ICLR 2026 Image Generation offline RL flow matching single-step generation completion vector policy learning D4RL

SSCP: Flow-Based Single-Step Completion for Efficient and Expressive Policy Learning¶

Conference: ICLR 2026 arXiv: 2506.21427 Code: GitHub Area: Image Generation Keywords: offline RL, flow matching, single-step generation, completion vector, policy learning, D4RL

TL;DR¶

This paper proposes the Single-Step Completion Policy (SSCP), which compresses multi-step generative policies into single-step inference by predicting a "completion vector" (the normalized direction from any intermediate state to the target action) within a flow matching framework. On D4RL, SSCP matches multi-step diffusion/flow policies while achieving 64× faster training and 4.7× faster inference, and extends to GCRL to flatten hierarchical policies.

Background & Motivation¶

Background: Diffusion/flow matching generative policies excel in offline RL due to their ability to capture multimodal action distributions (e.g., DQL, CAC). However, they require tens of iterative sampling steps, resulting in high inference latency.
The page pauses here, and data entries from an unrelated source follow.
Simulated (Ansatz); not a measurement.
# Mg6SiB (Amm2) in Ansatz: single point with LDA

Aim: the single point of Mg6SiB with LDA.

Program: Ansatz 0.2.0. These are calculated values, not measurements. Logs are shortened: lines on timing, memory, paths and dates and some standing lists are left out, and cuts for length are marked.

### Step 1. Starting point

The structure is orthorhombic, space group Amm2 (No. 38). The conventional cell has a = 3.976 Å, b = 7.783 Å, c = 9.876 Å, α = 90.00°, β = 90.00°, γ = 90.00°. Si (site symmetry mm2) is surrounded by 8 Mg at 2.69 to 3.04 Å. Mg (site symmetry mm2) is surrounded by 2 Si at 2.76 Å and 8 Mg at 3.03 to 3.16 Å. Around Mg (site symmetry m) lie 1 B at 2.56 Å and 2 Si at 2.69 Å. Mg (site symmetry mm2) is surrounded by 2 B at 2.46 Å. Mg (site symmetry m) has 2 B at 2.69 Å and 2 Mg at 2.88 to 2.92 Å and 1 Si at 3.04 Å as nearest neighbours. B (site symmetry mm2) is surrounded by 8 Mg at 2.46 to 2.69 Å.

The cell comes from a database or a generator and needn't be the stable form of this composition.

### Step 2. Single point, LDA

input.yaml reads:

Limitations of Prior Work: - Inference efficiency: Diffusion policies require 5–50 denoising steps per action, making them unsuitable for real-time control (DQL ~1.27ms vs. deterministic policies ~0.1ms). - Training instability: Backpropagating policy gradients through multi-step sampling chains (BPTT) causes gradient instability and long training times (DQL ~8 hours vs. TD3+BC ~30 minutes). - Bootstrap issues in shortcut methods: The shortcut model of Frans et al. 2024 uses its own predictions as training targets (self-consistency loss), which is unstable in dynamic-target settings such as RL.

Key Challenge: Is there an inherent trade-off between the expressiveness of generative policies and their inference/training efficiency?

Core Idea: At an intermediate timestep \(\tau\) of flow matching, train the model to predict a completion vector pointing directly to the target \(x_1\) (rather than the velocity field), supervised by ground-truth data (not bootstrap), enabling single-step generation.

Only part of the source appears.